Taqrib al-Tahdhib, Vol. 1, p. 574 — entry 7312 “Hisham ibn Bashir ibn al-Qasim ibn Dinar al-Salami, Abu Muawiyah ibn Abi Khazim al-Wasiti: trustworthy, reliable, often used to conceal and send narrations in secret, from the seventh generation, died in the year 183 AH.”
Tabaqat al-Mudallisin, Vol. 1, p. 47 — entry 111 “Hisham ibn Bashir al-Wasiti, one of the followers of the Tabi’in, was famous for his tadlis despite his trustworthiness. Al-Nasa’i and others described him as such. Among his wonders in tadlis: his companions said to him, ‘We want you not to tadlis for us in anything,’ so he made an appointment with them. When morning came, he dictated to them a session in which he said at the beginning of each hadith: ‘So-and-so and so-and-so narrated to us on the authority of so-and-so.’ When he finished, he said: ‘Did I tadlis for you today?’ They said: ‘No.’ He said: ‘Everything I narrated from the first, I heard it; and everything I narrated from the second, I did not hear from him.’ This should be called tadlis al-‘atf.”

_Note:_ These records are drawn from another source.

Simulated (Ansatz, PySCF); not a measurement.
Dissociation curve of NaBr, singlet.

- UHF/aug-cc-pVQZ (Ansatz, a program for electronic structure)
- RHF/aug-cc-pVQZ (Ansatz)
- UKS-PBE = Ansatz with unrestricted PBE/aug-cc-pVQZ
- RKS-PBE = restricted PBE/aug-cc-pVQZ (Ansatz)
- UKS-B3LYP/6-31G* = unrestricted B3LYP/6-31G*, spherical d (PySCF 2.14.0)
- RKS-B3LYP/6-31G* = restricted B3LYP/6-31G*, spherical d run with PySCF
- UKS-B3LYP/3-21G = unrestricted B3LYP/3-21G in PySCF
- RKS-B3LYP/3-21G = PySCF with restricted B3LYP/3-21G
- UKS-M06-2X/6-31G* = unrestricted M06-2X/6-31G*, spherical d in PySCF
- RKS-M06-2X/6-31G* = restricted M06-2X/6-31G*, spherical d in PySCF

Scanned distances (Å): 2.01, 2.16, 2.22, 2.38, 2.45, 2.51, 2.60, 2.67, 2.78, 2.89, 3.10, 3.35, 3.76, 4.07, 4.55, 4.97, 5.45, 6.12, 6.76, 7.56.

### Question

— Fath al-Bari “The hadith is weak, and that is because of the chain of transmission of Hisham, who was known for forgery, even though he was trustworthy, as he did not explicitly state that he heard it from Abu Ishaq.”
^^Every chain of transmission carrying this claim is either weak, through a known mudallas narrating with ‘an, or through a narrator listed in the books of discredited transmitters. Not one chain is sound.^^
Second Refutation — The Scholars’ Explicit Rejection
The scholars who examined this claim rejected it unanimously and on principle:
— Zad al-Masir, Vol. 5, p. 22 “This is contrary to what the consensus has agreed upon, so no attention should be paid to it.”
“These narrations are weak.”
— Manahil al-‘Irfan fi ‘Ulum al-Quran, Vol. 1, p. 269 “We respond to all of that: first, with what Ibn al-Anbari responded with — that these narrations are weak. Second, these narrations contradict the decisive mutawatir, which is the reading ‘and he has decreed,’ and the decisive opposing one is invalid. Third, Ibn Abbas himself has been widely reported to have read ‘and he has decreed,’ and that is evidence that what was attributed to him in those narrations is cheap intrigues that were fabricated by the enemies of Islam. No one would cling to the tails of such a weak narration except an atheist, and no one would raise his voice about it except an enemy of Islam.”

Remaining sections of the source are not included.